March 8, 2009 II Lent (RCL B) Mark 8: 31-38
Were you there when they crucified my Lord? Were you there when they crucified my Lord? Oh! Sometimes it causes me to tremble. Were you there when they crucified my Lord?
The words of the old spiritual . . . and we slide ahead quickly now—last week the Baptism at the Jordan and Jesus in the Wilderness, and now quickly forward, two-thirds of the way into St. Mark, and the dark clouds overhead. Premonitions. Conflicts intensifying, controversy swirling, and you don’t need an Accuweather forecast to see the storm clouds rolling in. Out of the bright sunshine, and into the shadow of the Cross.
For Jesus first. He “began to tell his disciples what would happen to him.” But to think it would or could stop there is really not an option either. “You must take up your cross, and follow me.” You. Me. All of us. Just to let this moment embrace us this morning of our Lenten journey.
As we were preparing the service leaflet this week I asked Melanie to vary a bit from our usual pattern, as we generally take the printed texts from the New Revised Standard Version—and this morning I asked her print out for us for this reading from Mark another translation, also an excellent one, and one I sometimes use in our Bible Study conversations on Wednesday morning, the Contemporary English Version. And all simply because in the various nuances of translation from Greek to English I was struck by the phrase used by the CEV translators in verse 34 of Mark 8: “Jesus then told the crowd and the disciples to come closer . . . .”
And that’s the phrase I’d like to highlight and offer for our reflection and meditation on this Sunday morning, and if we might carry it out into the day and the week ahead. Jesus told them to come closer.
My mother used to joke about our North Dakota-Norwegian family, “people who cross the street so that they don’t have to speak to their best friend.” Profound introverts—perhaps a matter of survival when you live in close quarters for winters that last six or seven months. Not just Norwegians, of course. I remember back in the early 1970’s, when we were first passing around those old paperbacks, the Green Book, the Zebra Book, and so on, in preparation for the introduction of the Proposed Book of Common Prayer, how the most controversial and often the most difficult part of that transition was not the changing of the lectionary or the renewed focus on the centrality of the Eucharist to Sunday worship or the assortment of various traditional and contemporary language services, but it was the direction of the exchange of the Peace: “the Ministers and People greet one another.” People actually left the church for a while over that. “I didn’t come to church to shake hands with some stranger.”

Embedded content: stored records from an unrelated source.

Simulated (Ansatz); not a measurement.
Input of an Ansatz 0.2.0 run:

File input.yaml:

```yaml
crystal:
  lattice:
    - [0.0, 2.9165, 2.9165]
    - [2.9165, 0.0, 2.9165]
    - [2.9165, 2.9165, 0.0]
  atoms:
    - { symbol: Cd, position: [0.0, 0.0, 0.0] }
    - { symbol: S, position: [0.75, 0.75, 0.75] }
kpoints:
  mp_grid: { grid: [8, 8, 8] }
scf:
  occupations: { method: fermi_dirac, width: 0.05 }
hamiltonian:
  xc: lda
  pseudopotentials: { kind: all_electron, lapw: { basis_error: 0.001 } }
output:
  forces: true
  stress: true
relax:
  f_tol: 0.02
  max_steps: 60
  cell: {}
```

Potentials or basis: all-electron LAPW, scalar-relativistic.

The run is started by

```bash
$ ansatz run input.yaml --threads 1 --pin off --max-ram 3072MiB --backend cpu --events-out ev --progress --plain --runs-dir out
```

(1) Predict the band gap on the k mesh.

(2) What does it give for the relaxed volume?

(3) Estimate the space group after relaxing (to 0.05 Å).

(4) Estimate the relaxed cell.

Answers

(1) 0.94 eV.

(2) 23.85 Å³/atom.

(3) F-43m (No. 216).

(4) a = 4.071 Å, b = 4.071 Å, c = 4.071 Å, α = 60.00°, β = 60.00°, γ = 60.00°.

And all that calls to mind another scene I remember in the church from about that time: a young woman whom I didn’t recognize in the congregation at St. Mark’s in Berkeley on a Sunday morning , at one of our magnificent choral services, I think still using the 1928 Book. This young woman seems to have come from a different background. A little bit of the Pentecostal in her, as during the service she would say out loud an “amen,” and in the hymns lift her hands up in the air, and then when she came back down from communion in her pew just standing and swaying and singing in Tongues by herself, and as I remember it I think kind of crying softly to herself. Not really disruptively at all. But noticeably.
But what sticks in my mind was one I’m sure well-meaning lady of the congregation I overheard talking quietly about this stranger at coffee hour. She used a phrase which I’ll probably get wrong, but something like: Didn’t that poor girl realize where she was?
I guess as though someone had worn evening dress at the grocery store, or come to formal wedding in gym sweats. “Didn’t she realize where she was?” And I remember thinking to myself, “well, where would be the right place to be swept up in the power of the Holy Spirit? Of course, I really didn't know what was going on in her life. But: to be broken in joy and to weep for the love of God in Christ Jesus? Is Church really the wrong place for that?”
But anyway—this just all to circle around this text for this morning, and what it might mean for us. Jesus told the crowd and his disciples to come closer.
I don’t know and can’t know of course how this might happen in your life, or how or when or if it might happen in mine, or for any of us at any particular time or place or season or year. I think sometimes we have defenses around our defenses around our defenses, and they work really well. Sometimes in our families and in our relationships one with another, colleagues and coworkers, neighbors and friends.
Back in 1961 David Riesman wrote this book which I remember I read in a sociology class in college, The Lonely Crowd. The phenomenon of our modern urban western life experience, that there are more people, living in these dense environments, but that we know fewer of them, that relationships of family and community are diminished, not enhanced, even as we live more and more of us closer together.
And as it can be as well as we would go to church Sunday by Sunday and year in and year out and perhaps also to Bible Studies and Adult classes and read books and engage in all kinds of robust intellectual and social encounters around issues of religion and faith and spirituality, and yet in the midst of that, to be strangers to one another, and even to him, distant, to be lonely even in the family of faith. Even in the presence of God.
The Cross casting its shadow, just as we begin this second week in Lent, the story racing to a conclusion now. And Jesus looks to us this morning, in this day of our lives, and asks us to come closer. To come closer. Not simply to study and observe and opine, but to feel his warmth. To allow ourselves to rest fully in his presence. Fully in his presence. Don’t stand so far away.
Remember the 15th verse of the 15th chapter of St. John: I do not call you servants any longer, because the servant does not know what the master is doing; but I have called you friends. This is what this time might be about, these weeks, this season.
At least feeling a kind of longing to move in this direction. To get out from behind the protective walls of our inner lives, and to come close to him, to Jesus himself, not the thought about him, the painting on the wall, the word on the page, but he himself. This Lent. He said, come closer. In your heart, your mind, your imagination, your daily experience of life. Word and sacrament. Living presence. Come closer.
Walk in love, as Christ loved us and gave himself for us, an offering and a sacrifice to God.